OF ALL THE DAMIEN HIRST SHOWS at individual Gagosian satellites, the particular set of spot paintings chosen for the Twenty-First Street press preview on Wednesday featured the widest range of spot and painting sizes, from extra small to extremely large. This “curatorial decision” (there’s a different conceit for each of the eleven locations) nicely emphasized the gallery machine’s wishful differentiation, searching for the supposedly local and unique in the fundamentally global and repetitive condition, labeled here “Damien Hirst the Complete Spot Paintings 1986–2011.” This may or may not work as a sales strategy—they do have to sell them one at a time, I guess—but it misses the real crux of the collision of the specific and the general here. That collision is not between artworks of different sizes, colors, and dates, but between one person—the artist—and society. The cold and cavernous room, with its hysterical shifts in scale and color, only demonstrated the former’s failure to master the latter.
Allover abstraction is fundamentally monotonous. As Greenberg saw the painting he championed, the lack of a center, corners, and figure/ground relations embodied capitalism’s hyper-materiality. This “polyphonic” art was a vision of a world of either total democracy or total exchangeability, depending on your point of view. Metaphors of the horizontal and allover have only become more compelling since the 1940s, moving from Greenberg to Deleuze to the Internet; abstraction by the yard, with its tight imbrication of self, market, and materiality, still almost automatically raises interesting questions. Pollock, Stella, Richter, Hirst—none of it is ridiculous, or even nihilistic, if you’re willing to put in the time and thought. If you’re not, though, this kind of painting, found in every museum, collection, and art-ish site, makes the perfect neutral background for multinational capitalists and the aspirationally fashionable (not to mention earnestly apoplectic art scribblers). Hirst courts the friction between the bleak and the dumb, reducing expressive materiality to bare chemical compounds; his particular allover is shot through with Debord and smattered with Dick (Phillip), a degree of alienation that even Greenberg never imagined, although he and Hirst agree on art’s basic function as homeopathic. Greenberg stressed the healing; Hirst seems to revel in the poison as well.
Hirst’s career tells this story just as bluntly as his art. Like Warhol, Koons, and Murakami, he has met the supertrich, and seems torn between admiration and contempt. These artists know they aren’t any less smart than the speculators (sorry, collectors)—why shouldn’t they be the ones who get paid for their own work, as Robert Rauschenberg, Billy Al Bengston, Richard Serra and many other artists have asked? Frustrated by the money he’s made for others, Hirst wants to master his own market, running his gallery exhibitions and also his auctions. (For a lucid read of the vagaries of the actual Hirst market, see the reliably excellent Sarah Thornton.) Now, of course, as pointed out by David Hockney (who mightn’t be so quick to brag about personally painting his own recent work), Hirst isn’t the one making these paintings, but, in the parlance of the day, they are his intellectual property. In effect, Hirst, Murakami, and Koons run medium-size businesses; exploiting their workers, they are in turn exploited by speculators, who themselves make nothing but money. There’s something slightly pathetic about the artist’s ambition to join their ranks, to be a big man—a painting with a million spots! $100 million for the diamond skull!! Golly!!!—on the scale of the real assholes. But Damien Hirst is not Roman Abramovich (or Margaret Thatcher either, p.s.).

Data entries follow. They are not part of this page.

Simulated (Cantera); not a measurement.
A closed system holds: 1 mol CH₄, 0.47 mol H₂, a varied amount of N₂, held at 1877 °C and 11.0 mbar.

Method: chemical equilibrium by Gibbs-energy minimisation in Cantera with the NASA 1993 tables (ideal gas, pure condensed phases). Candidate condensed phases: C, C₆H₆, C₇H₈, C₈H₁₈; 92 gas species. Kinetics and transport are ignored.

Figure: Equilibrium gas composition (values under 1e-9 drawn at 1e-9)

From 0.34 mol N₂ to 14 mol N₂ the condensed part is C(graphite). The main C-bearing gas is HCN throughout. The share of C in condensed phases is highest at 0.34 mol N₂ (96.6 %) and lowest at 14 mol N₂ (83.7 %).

The artist’s desire to control his own market is tied up with the wish to control his own fate. The weakness of his art is its generality, but I think if you wanted to try to make something more specific of Hirst’s art, you’d look to the desperation over death and how life is spent. It’s the obvious content of the shark, the maggots, and the dead animals, as well as his flip comments about suicide and self-destruction; the paintings tackle the subject obliquely. One spot painting is easy-listening, but all together they function as a hideous allegory of the individual in society. Even the most successful individuals are eventually reviled for churning out their stuff, rejected for being themselves (however distanced or ironic that self), but even so they are not allowed to stop and do something else. Witness Hirst’s disavowal of the spot paintings before his self-engineered 2008 auction/exhibition at Sotheby’s. After feinting at something new (failed authentically expressive paintings), he’s back to playing the old stuff. That temporary cessation of the spots—whether midlife crisis–inspired self-appraisal or frank market manipulation—rhymes with Maurizio Cattelan’s current retrospective at the Guggenheim, a summing up and also putative end to his artistic life. But the playful/melancholic Cattelan seems to be honestly confronting his own limitations amid the impossible dilemma, taking control through career suicide. Despite his own “fun” persona, Hirst seems angry at the spot he’s in—unable to make resonant decisions about his own work life, he is trying to drag art down into the grave with him. The latter is a fool’s game; the diamond skull is more Ed Hardy than the end of art. Life without death, a kind of wan immortality in the form of the endless spot paintings, feels equally empty.
Not inaccurately, art comedian Hennessy Youngman pegs Hirst as Bono; fair enough, they probably share vacations and stock advisers as well as sunglasses. And we can see Bono making the endless circuit of concerts, playing on and on, not meaning any of it, just getting bigger (like Hirst’s recent spots), trying to run the joke rather than be it. But the difference is that Bono always sucked. I want, perhaps foolishly, to think that there also lurks within Damien Hirst a little John Lydon (the artist formerly known as Johnny Rotten), who yelled during a PiL concert I saw almost twenty years ago, “How many of you idiots bought the fucking T-shirt?” Because otherwise, there is something (and here I’m going to get a little weird and project-y) sad about seeing the artist pinned against one of those spot paintings as photographers fire away; is this really what it looks like to master one’s fate? It seems silly to feel sorry for successful artists, or for rich people in general, but in the end, there is no attitude to strike that can beat the house. Or, to put it another way, no one gets out of here alive.